• July 27, 2017

    Our intentions rarely have the force to proceed. Why is that? If they do have force, it’s because they serve our vanity.

    Intentions are just thoughts, are they not? To have effect, they need to be connected to the unconscious forces that actually motivate me.

    My doctor shocked me yesterday, telling me I should lose some weight or my health will suffer. He seemed very stern with me so I was worried when I left his office. Of course, I could not have known that he was in a bad mood after his wife had run up the credit cards. His demands seemed rational at the time. I formed a vague intention to exercise more and eat less, but not much changed until that hot new girl joined accounting.

    I see my reflection in the window, how unpleasingly rotund I have become. She will never pay any attention to me. So now I resolve to take the doctor’s orders seriously. My intentions are reinforced every time I see myself in a mirror. I have a motive, although I tell everyone “I’m just following doctor’s orders” when I grandly turn down a second piece of cake at dinner. And I believe it too.

    Since I am a member of a work group, I recognize that my infatuation and resulting motive have given me an opportunity to observe self. I observe that I am quite ridiculous. I have a self-image that is 29 years out of date. I pull in my stomach when I go to accounting. I remember how I did not like to be seen in public with my aunt who was very fat. I see that I have many little programs that revolve around my judgments of fat people…pulling back from physical contact…my aunt used to sweat a lot and I recoiled when she hugged me.

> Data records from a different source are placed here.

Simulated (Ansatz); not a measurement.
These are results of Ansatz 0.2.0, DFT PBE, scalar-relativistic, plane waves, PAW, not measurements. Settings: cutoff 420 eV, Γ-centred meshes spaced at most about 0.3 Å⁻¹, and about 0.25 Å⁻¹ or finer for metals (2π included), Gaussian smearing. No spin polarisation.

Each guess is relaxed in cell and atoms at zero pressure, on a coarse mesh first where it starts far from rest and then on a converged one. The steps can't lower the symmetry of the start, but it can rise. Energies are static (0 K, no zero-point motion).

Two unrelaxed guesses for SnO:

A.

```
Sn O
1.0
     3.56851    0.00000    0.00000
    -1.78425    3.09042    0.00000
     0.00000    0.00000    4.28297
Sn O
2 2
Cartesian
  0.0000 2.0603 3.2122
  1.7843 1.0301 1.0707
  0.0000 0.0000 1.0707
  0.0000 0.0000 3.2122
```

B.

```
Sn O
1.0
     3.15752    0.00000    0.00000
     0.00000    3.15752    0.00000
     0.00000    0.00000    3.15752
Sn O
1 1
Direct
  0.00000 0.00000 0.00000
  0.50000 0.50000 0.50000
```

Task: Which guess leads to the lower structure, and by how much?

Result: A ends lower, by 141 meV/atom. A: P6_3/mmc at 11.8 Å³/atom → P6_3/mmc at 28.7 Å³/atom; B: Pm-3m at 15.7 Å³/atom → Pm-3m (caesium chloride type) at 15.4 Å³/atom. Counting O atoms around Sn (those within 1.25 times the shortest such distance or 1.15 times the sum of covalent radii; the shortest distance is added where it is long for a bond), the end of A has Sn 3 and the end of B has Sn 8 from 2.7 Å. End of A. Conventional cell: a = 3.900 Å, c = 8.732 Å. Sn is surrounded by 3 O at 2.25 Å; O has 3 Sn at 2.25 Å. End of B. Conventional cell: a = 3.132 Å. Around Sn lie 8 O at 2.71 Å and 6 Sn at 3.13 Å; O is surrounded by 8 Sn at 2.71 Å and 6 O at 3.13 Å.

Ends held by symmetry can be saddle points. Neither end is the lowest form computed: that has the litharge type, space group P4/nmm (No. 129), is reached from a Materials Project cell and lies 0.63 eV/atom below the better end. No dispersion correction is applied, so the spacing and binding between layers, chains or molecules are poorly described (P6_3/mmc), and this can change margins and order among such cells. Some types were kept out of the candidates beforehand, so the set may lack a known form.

    Ok, this prejudice is something I was not conscious of before. I can work with that, first by simply noticing the physical sensations when they arise. But why am I overweight?

    I observe that I have an addiction to certain types of food at certain times. I have rationalized these addictions as habits designed to maintain blood sugar and energy levels. Perhaps, but let’s see. Over time, I observe that these presumed motives do not explain anything. It seems that at certain times of the day, I am uncomfortable if I do not have a particular sensation of fullness, even if I have eaten a good meal. Why is this? I don’t know and don’t need to know. I observe the craving for that sensation when it arises and I let it go.

    Meanwhile, the girl in accounting has been fired. My doctor is surprisingly friendly and supportive at my next check-up as he unconsciously tries to undo the effects of our last visit together. I have begun to lose a little weight.

    But more usefully, I have also begun to notice how suspect my motives are. They are a soup of unexamined impressions and unconscious desires. I dress them up as rational intentions but the motive power is almost always elsewhere, in habitualized sensations and self-images that are often completely irrational. My intentions are mostly a confusing thicket of vain ideas about myself. This realization, as it grows, has unintended consequences. I am not moved to do what I used to do; my once-avid participation in certain activities is now uninteresting and my friends don’t seem to know what to do or say around me anymore.

    Perhaps at this point I will begin to encounter intent. This is a verb, not a noun. Intending is not a word-formula holding onto some desire or benefit of personal interest to me. To tend is to care for something. One of the early meanings of tending is to move in a particular direction. Perhaps intending is to choose to face in a particular direction. To have intent is to hold and care for a point on the compass without wavering. Why? Because it is fulfilling in itself.

    Intentions are in the realm of the mind, under the influence of our vanity and our habits. Intent is in the field of the will, under the magnetic influence of something larger than me. I wish for intent.